Cross-validation procedures for AMMI and BLUP

Getting started

In this section, we will use the data in data_ge. For more information, please, see ?data_ge. Other data sets can be used provided that the following columns are in the dataset: environment, genotype, block/replicate and response variable(s). See the section Rendering engine to know how HTML tables were generated.

Predictive accuracy

The predictive accucary of both AMMI and BLUP models may be obtained using a cross-validation procedure implemented by the functions cv_ammif() and cv_blup() The cv_ammif() function provides a complete cross-validation procedure for all member of AMMI model family (AMMI0-AMMIF) using replicate-based data, according to the diagram below. Automatically the first validation is carried out considering the AMMIF (all possible axis used). Considering this model, the original data set is split up into two sets: training set and validation set.

Diagram for cross-validation of AMMI models.

The training set has all combinations (genotype x environment) with the number of replications informed in nrepval argument. The validation set has one replication that were not included in the training set. The splitting of the data set into training and validation sets depends on the design considered. For a Randomized Complete Block Design (default option) and the procedure we used in the article, completely blocks are randomly selected within environments, as suggested by Piepho (1994). The remaining block serves as validation data. If design = "CRD" is informed, thus declaring that a completely randomized design was used, single observations are randomized for each treatment (genotype-by-environment combination). This is the same procedure suggested by Gauch and Zobel (1988). The estimated values for each member of the AMMI model family in each re-sampling cycle are compared with the observed values in the validation data. Then, the Root Mean Square Prediction Difference is computed as follows:

\[ RMSPD = {\left[ {\left( {\sum\nolimits_{i = 1}^n {{{\left( {{{\hat y}_{ij}} - {y_{ij}}} \right)}^2}} } \right)/n} \right]^{0.5}} \]

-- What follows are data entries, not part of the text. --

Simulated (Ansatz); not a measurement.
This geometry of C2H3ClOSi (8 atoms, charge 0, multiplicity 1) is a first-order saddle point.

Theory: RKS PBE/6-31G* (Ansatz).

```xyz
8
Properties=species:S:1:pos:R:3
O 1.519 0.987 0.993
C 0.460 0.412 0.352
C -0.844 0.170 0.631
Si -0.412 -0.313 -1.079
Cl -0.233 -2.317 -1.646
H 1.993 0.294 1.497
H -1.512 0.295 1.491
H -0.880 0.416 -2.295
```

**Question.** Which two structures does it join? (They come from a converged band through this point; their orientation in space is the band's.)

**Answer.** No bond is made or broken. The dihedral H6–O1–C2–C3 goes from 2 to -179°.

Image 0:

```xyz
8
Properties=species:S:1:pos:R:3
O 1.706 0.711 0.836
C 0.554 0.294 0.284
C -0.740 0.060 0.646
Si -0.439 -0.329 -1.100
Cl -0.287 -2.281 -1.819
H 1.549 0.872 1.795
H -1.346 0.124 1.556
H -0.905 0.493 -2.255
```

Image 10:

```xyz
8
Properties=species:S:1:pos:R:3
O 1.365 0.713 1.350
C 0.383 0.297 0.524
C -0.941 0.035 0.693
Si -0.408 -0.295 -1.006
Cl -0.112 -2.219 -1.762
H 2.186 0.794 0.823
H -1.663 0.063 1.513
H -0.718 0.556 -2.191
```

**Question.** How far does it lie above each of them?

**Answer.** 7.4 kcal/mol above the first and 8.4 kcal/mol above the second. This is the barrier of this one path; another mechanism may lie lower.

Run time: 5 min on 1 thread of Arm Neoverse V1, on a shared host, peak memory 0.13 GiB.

where \(\widehat{y}_{ij}\) is the model predicted value; and \(y_{ij}\) is the observed value in the validation set. The number of random selection of blocks/replicates (n) is defined in the argument nboot. At the end of the n cycles for all models, a list with all estimated RMSPD and the average of RMSPD is returned.

Cross-validation for AMMI model

The following code computes the cross-validation of the oat data using the AMMI model. There are two options for doing that. The first is to perform the cross-validation for a specific member of the AMMI-family model. The second (and more realistic) is to perform the cross-validation for all AMMI-family models in the same procedure.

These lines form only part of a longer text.